February 25, 2014 19

Screen-shot of NARA website.On 31 January 2014 the US Government’s National Archives and Records Administration (NARA) issued updated Transfer Guidance, replacing the previous 2003 document. The new Bulletin is substantially overhauled, with greater emphasis on standards in general, and standardized file-formats – most notably PDF – in particular.

While each agency does things their own way (hey, this is America!), NARA sets general standards for records-keeping in the US federal government. NARA’s Transfer Guidance is not required government-wide, but it does set normative requirements for federal agencies transferring their most important records for safe-keeping. NARA’s specifications go beyond document formats to encompass creation processes, workflows, transfer media, and so-on.

Probably the biggest change in the new Bulletin is the overhaul to PDF-specific requirements. First, instead of a long list of quality criteria, NARA’s new guidance simply directs agencies to meet “applicable standards” in creating their records. Secondly, in the case of records in PDF format, NARA lists specific ISO standards for PDF technology.

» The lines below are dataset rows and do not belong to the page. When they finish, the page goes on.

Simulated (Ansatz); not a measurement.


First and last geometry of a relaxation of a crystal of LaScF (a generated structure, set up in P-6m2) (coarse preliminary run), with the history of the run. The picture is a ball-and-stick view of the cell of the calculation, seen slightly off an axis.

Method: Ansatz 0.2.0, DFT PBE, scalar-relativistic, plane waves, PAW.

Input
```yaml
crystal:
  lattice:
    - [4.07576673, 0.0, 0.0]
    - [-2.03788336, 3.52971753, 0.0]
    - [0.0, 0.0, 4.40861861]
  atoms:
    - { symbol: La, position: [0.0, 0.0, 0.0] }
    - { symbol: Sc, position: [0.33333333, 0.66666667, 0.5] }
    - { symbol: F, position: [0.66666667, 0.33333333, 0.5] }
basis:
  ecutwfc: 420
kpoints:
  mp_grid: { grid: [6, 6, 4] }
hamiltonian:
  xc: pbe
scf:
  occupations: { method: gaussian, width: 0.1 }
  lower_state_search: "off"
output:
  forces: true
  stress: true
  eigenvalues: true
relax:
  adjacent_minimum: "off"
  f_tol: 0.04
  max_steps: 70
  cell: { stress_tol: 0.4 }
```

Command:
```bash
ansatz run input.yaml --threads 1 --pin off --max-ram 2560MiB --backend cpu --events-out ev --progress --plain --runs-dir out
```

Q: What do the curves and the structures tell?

The 2003 Transfer Guidance

Since PDF/A (the archival subset standard for PDF) was not published until 2005, NARA had little choice for PDF records in 2003 but to select Adobe Systems’ PDF version 1.4. Not satisfied with the baseline technology, NARA added specific requirements – such as for embedded fonts – that were destined (not surprisingly) to become part of PDF/A in any event.

Indeed, most of the PDF-specific advice offered in 2003 pertained to matters of quality in records-creation and workflow. More advanced PDF features – forms, embedded files, and more – were to be considered on a “case by case” basis. OCR, on the other hand, was required, although certain types of OCR output were prohibited.

While useful, in practical terms the 2003 Transfer Guidance did not solve a lot of problems for NARA. The agency was (and is) still forced to deal with vast quantities of poor (or simply bizarre) files created by thousands of pieces of software of various capabilities and quality.

The 2014 Guidance

The new 2014 Transfer Guidance makes a number of changes specific to records in the Portable Document Format.

The first big change is that the Bulletin itself is now divided into the Bulletin itself and Appendix A, the set of file-formats NARA prefers or accepts, which makes it easier for NARA to update listings or add formats in the future without the some level of interagency review. For example, PDF/A-2 is (today) conspicuously lacking from the accepted formats for Digital Posters, I’d expect that to be changed quite quickly. When PRC’s ISO standardization is complete, the PRC entry in the 3D section is likely to reference the ISO version of the standard rather than Adobe’s.

NARA now recognizes many specific types of content ranging from documents to data files to video. Whereas in 2003 NARA did not specify format acceptability by class of records, in 2014 various PDF standards are now identified as “appropriate” for certain uses, inappropriate for others. As of February, 2014, the content categories in which NARA will accept PDF files as either “Preferred” or “Acceptable” are as follows:

  • Computer Aided Design (CAD)
    • PDF/E
    • PRC (Adobe’s specification). Note that ISO-standardized PRC is in the final publication stages.
  • Scanned text
    • PDF/A-1 and PDF/A-2
  • Digital posters
    • PDF/A-1
  • Presentation formats
    • PDF/A-1 and PDF/A-2
  • Textual data
    • PDF/A-1 and PDF/A-2
    • PDF 1.7 (ISO 32000-1)
    • PDF 1.0 – 1.6

As expected, PDF/A-3 was not included for the simple fact that the format allows arbitrary attachments. While appropriate in many commercial settings, NARA elected not to open that particular barn-door at this time.

The previous workflow requirements regarding OCR have changed. OCR is no longer required – that decision is left to the agency creating the record. While image-resolution specifications remain, scanned page conversion is permitted so long as the process meets “…standards appropriate for the accurate preservation of the original image.” NARA’s current guidance for scanning needs a bit of updating.

It’s also worth noting that compared to the 2003 Guidance, NARA removed the 2003 prohibition on using PDF to archive email. Those with old Lotus Notes email, and other systems that are highly resistant to archiving for various technical reasons, may want to take note.

Of special note to software developers, the new Transfer Guidance includes a firm requirement that files be valid according to their file format specifications (my emphasis):

Screen-shot of text segment. Underlined text: In all cases, agencies must ensure permanent electronic records are valid according to the file format specifications....

On the one hand, this might seem unremarkable. Of course, all our software should make valid files, right?

On the other, consider that as of today, no canonical validation software actually exists for PDF, or (indeed) for the other file types NARA will accept.

Perhaps CSV files are an exception….